Who doesn't want a classic wooden 2-for-1 flying boat with incredible ties to U.S. and Canadian history?
One of the most unusual 'boats' in the world needs a new home, and this one takes the classic wooden boat concept to a whole new level.
Last week, the curators at the Canadian Aviation and Space Museum announced that the unique and inimitable Curtiss Seagull was being "deaccessioned." That's another way of saying the boat will no longer be displayed and is now available privately.
“It has been decided,” said museum spokesperson Philippe Tremblay in a statement.
“The Curtiss Seagull will be deaccessioned from the collection.”
The museum said it no longer has space to display the iconic machine. They also said there are ongoing conversations with private buyers willing to preserve it. The Seagull has been on display since 1968.
The famous 'flying boat,' also known as the Curtiss SOC Seagull in later versions, was part of a National Geographic expedition to the Amazon rainforest in 1925. It was used to conduct a 19,000 km (11,800 mile) mapping survey of an area deep in the Amazon that had never been explored.

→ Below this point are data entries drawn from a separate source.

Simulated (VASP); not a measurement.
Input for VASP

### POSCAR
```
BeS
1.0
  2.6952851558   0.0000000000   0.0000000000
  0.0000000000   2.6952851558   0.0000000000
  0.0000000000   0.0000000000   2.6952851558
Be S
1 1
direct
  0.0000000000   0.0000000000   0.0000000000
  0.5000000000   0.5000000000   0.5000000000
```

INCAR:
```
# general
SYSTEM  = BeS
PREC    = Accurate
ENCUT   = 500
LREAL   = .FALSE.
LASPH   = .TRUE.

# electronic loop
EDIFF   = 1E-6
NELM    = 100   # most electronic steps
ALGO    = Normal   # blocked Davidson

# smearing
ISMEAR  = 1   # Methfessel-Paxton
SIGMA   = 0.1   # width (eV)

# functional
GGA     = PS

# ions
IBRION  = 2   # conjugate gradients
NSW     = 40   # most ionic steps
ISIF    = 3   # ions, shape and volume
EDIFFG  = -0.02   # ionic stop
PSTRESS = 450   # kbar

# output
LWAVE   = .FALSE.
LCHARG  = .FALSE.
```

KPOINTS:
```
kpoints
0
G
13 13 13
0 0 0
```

The mahogany craft features a boat-like hull and was designed with a set of sponsons beneath its wings -- allowing it to transition between airborne flight and aquatic travel. While it has all the hallmarks of an early 'float plane,' the Curtiss Seagull was actually designed with aquatic travel in mind, not simply for landing on water. Later versions utilized a primary sponson directly under the cockpit, further modifying it for aquatic use.
The original concept was developed in the United States as a single-engine aircraft for civilian use, but it was only in production from 1919 to 1920. At the time, it retailed for a modest $6000 USD (or roughly $105,000 USD by today's standards). It's designer, the Curtiss Aeroplane and Motor Company, already had significant aeronautical experience designing and building airplanes for the U.S. Navy during WWI.
The Seagull's unusual fuselage was made from mahogony plywood shaped around a wooden frame. It used fabric-covered wings and what's known as a pusher engine -- a particular drivetrain assembly most commonly found in propeller planes and outboard motors.
While it was eye-catching and popular amongst the public, it was relatively rare and not many were sold. The original Seagull platform was intended to complete with surplus airplanes flooding the market after WWI.
One of the few vocations the Seagull gained traction during the 1920s and 1930s was among Canadian bush pilots. As a small, relatively cheap aircraft capable of landing on water, it opened the burgeoning market of the commercial outfitting industry, allowing guides to bring customers to locations previously inaccessible. That being said, it would have been a white-knuckle ride for bushcrafters and guides alike as the Seagull was just 28-feet long with with a 49-foot wingspan. With only two seats placed side-by-side, it packed a meager 160 horsepower, had a cruising speed of 97 km/h (60 mph), and a top speed of only 122 km/h (76 mph). That meant landings and take-offs would have been extra tense with her 2000 lb airframe climbing at a rate of only 3000 feet every 10 minutes. That's only 150 feet every 30 seconds.
Despite her quirks, the Seagull concept proved incredibly adaptable, and one of her later versions, the Curtiss SOC Seagull, was a very popular and inflential scout plane for the U.S. Navy during the 1930's until after WWII.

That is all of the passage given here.